FINISH LINE
Chip and Kim, Linda and Karen, Brandon and Nicole, Colin and Christie, Jerry Bruckheimer. All people I disliked and wished ill upon… until tonight. By 11pm this evening, I loved every last one of them.
Once again, the Amazing Race went out in style, with possibly their most exciting finale ever. Coming two days after their Emmy win, it made for a pretty amazing week for Mr. Bruckheimer, damn him.
I know the next season has already been shot, and I know the people who make the show don’t need advice from me on how to make their show better, but here are my suggestions for next time anyway:
- Fewer non-elimination legs. I understand it’s easier to pad the season with a couple of these than to start off with 16 teams, but it’s always kind of a let-down when nobody gets the boot. At the very least, they need to be positioned more strategically. When Brandon and Nicole refused to shave their heads, they deserved to go home, but instead, the non-elimination leg gave them a free pass to the next round.

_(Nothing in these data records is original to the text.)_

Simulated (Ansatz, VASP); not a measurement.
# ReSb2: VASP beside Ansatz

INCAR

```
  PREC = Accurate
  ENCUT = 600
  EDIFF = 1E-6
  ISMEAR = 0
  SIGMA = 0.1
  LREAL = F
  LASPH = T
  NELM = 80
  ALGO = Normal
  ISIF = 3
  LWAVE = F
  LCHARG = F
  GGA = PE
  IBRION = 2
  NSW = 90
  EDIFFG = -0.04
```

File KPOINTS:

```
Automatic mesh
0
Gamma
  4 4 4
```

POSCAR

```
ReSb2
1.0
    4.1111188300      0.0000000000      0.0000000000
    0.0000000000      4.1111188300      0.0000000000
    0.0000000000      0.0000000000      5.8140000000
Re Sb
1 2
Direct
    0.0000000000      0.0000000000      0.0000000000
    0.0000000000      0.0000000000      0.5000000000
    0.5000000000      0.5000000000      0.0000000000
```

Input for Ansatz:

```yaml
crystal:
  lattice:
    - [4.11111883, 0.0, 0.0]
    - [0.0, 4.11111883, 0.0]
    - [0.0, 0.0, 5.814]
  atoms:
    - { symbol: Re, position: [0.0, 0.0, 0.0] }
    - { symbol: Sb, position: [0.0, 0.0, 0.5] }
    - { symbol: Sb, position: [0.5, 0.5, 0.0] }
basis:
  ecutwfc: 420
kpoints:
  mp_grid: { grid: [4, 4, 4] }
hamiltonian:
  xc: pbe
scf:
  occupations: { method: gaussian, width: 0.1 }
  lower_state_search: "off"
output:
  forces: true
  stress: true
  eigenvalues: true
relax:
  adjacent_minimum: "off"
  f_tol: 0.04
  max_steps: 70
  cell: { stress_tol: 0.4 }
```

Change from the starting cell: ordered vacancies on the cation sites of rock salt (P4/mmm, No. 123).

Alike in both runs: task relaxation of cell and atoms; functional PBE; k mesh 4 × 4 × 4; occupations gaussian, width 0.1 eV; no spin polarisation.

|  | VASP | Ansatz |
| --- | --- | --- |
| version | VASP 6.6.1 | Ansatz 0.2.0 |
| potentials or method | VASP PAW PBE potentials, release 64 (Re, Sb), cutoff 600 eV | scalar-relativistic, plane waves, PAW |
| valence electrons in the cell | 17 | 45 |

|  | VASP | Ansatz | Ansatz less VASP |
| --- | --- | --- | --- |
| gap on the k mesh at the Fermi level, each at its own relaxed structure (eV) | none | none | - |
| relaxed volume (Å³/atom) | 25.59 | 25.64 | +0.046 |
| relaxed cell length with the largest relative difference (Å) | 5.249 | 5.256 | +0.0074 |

- Stop stripping teams of money if they come in last in the non-elimination legs. Since they’re allowed to panhandle during the mandatory break period and since every team managed to raise plenty of cash, it really wasn’t much of an obstacle. And it doesn’t do the show or America’s image abroad any benefit to reduce the contestants to begging. (Instead, find another way to punish the lucky losers, like forcing both of them to complete the next detour, instead of just one.)
- No more former Big Brother contestants. Not even Nakomis. (I’m guessing they already learned this lesson, since Alison was only visible on screen in the finale for about 0.000001 second.)
- No more yields. The new gimmick this season only got used once, maybe because the logic of it was so backward. Wouldn’t it make more sense to slow down a team that’s ahead of you, rather than one that’s behind you? And forcing a team to take a time out and possibly lose the race through no fault of their own isn’t exactly fair.
- As much as possible, have teams do traveling at the beginning of each leg, rather than later on. Everyone always seems to catch up to each other at the airport, rendering whatever tasks came beforehand meaningless. There’s nothing lamer than a cab race from an airport to a pit stop, and it’s more fun to see a team eliminated because they sucked at a challenge than because they got stuck with a slow driver.
- Bring back the Fast Forwards — or at least have more of them next time. Fast Forwards were fun because they screwed almost as many people as they helped. When more than one team went for it on the same leg, only one of them could win, and the others wasted a ton of time and fell even further behind in the race.
- No more Jesus freaks.
Other than that, leave everything exactly the same.